Module 1: Tabular Data

Working with larger-than-RAM data using duckdbfs

Author

ESPM 288

Published

February 11, 2026

1 Introduction

In this module, we will explore high-performance workflows for tabular data. We will use duckdbfs to work with datasets that are larger than available RAM by leveraging DuckDB’s streaming and remote file access capabilities.

2 Case Study: Global Supply Chains

We will be working with EXIOBASE 3.8.1, a global Multi-Regional Input-Output (MRIO) database. This dataset tracks economic transactions between sectors and regions, along with their environmental impacts (emissions, resource use, etc.).

Data description: - Coverage: 44 countries + 5 rest-of-world regions. - Timeframe: 1995–2022. - Content: Economic transactions (Z matrix), final demand (Y matrix), and environmental stressors (F matrix). - Format: Cloud-optimized Parquet, partitioned by year and matrix type.

3 Setup


Attaching package: 'dplyr'
The following objects are masked from 'package:stats':

    filter, lag
The following objects are masked from 'package:base':

    intersect, setdiff, setequal, union

4 Exercise 1: connecting to remote data

We can open the entire dataset without downloading it using open_dataset(). The data is hosted on Source Cooperative. The ** pattern allows recursive scanning of the partitioned parquet files.

[1] 1
Rows: ??
Columns: 8
Database: DuckDB 1.4.3 [bmcda@Windows 10 x64:R 4.5.2/:memory:]
$ stressor <chr> "Value Added", "Value Added", "Value Added", "Value Added", "…
$ region   <chr> "AT", "AT", "AT", "AT", "AT", "AT", "AT", "AT", "AT", "AT", "…
$ sector   <chr> "Cultivation of wheat", "Cultivation of cereal grains nec", "…
$ value    <dbl> 183.1118891, 402.2305799, 830.2127384, 101.9705426, 31.763189…
$ unit     <chr> "M.EUR", "M.EUR", "M.EUR", "M.EUR", "M.EUR", "M.EUR", "M.EUR"…
$ year     <dbl> 1995, 1995, 1995, 1995, 1995, 1995, 1995, 1995, 1995, 1995, 1…
$ format   <chr> "ixi", "ixi", "ixi", "ixi", "ixi", "ixi", "ixi", "ixi", "ixi"…
$ matrix   <chr> "F_impacts", "F_impacts", "F_impacts", "F_impacts", "F_impact…

5 Exercise 2: Efficient Filtering

The dataset is large. We should filter before collecting any data into R.

Code
exio |>
    filter(year == 2022, region == "US") |>
    head() |> # view the first 6 rows
    collect()

Task: Construct a query to find the top 5 sectors in the US by CO2 emissions in 2022. Remember to check the column names in exio to find the appropriate emissions flow.

Code
# Solution: Top 5 sectors in US by CO2 emissions (2022)

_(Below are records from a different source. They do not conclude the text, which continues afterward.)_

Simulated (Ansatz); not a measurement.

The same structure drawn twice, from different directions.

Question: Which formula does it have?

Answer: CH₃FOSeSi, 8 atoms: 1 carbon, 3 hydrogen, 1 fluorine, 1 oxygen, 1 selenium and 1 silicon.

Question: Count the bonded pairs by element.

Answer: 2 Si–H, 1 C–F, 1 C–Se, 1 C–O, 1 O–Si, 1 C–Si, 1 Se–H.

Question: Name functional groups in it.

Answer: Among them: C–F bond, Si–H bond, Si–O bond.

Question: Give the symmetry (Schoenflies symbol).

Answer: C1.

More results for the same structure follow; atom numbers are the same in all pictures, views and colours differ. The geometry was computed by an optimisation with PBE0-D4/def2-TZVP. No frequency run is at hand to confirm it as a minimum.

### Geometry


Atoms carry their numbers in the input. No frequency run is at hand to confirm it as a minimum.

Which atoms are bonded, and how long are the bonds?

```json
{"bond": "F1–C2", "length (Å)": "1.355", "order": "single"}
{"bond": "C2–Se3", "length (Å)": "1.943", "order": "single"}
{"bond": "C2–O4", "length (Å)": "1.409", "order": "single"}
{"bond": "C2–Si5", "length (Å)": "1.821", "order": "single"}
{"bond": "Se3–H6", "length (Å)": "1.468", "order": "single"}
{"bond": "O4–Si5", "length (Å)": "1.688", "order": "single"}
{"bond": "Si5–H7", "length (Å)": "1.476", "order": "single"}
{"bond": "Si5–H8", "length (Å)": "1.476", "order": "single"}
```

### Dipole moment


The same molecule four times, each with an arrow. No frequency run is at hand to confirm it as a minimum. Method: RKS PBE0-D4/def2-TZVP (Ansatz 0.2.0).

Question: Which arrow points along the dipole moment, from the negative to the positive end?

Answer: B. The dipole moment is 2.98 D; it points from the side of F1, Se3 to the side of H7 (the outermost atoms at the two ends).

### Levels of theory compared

# Target the F_satellite matrix directly to access stressor column
exio_f_sat <- open_dataset(
    "s3://us-west-2.opendata.source.coop/youssef-harby/exiobase-3/4588235/parquet/year=2022/format=ixi/matrix=F_satellite/"
)

exio_f_sat |>
    filter(
        grepl("CO2", stressor)
    ) |>
    group_by(sector) |>
    summarize(total_co2 = sum(value, na.rm = TRUE), .groups = "drop") |>
    arrange(desc(total_co2)) |>
    head(5) |>
    collect()

6 Exercise 3: CO2 Emissions Over Time by Region (Top 5 Emitters)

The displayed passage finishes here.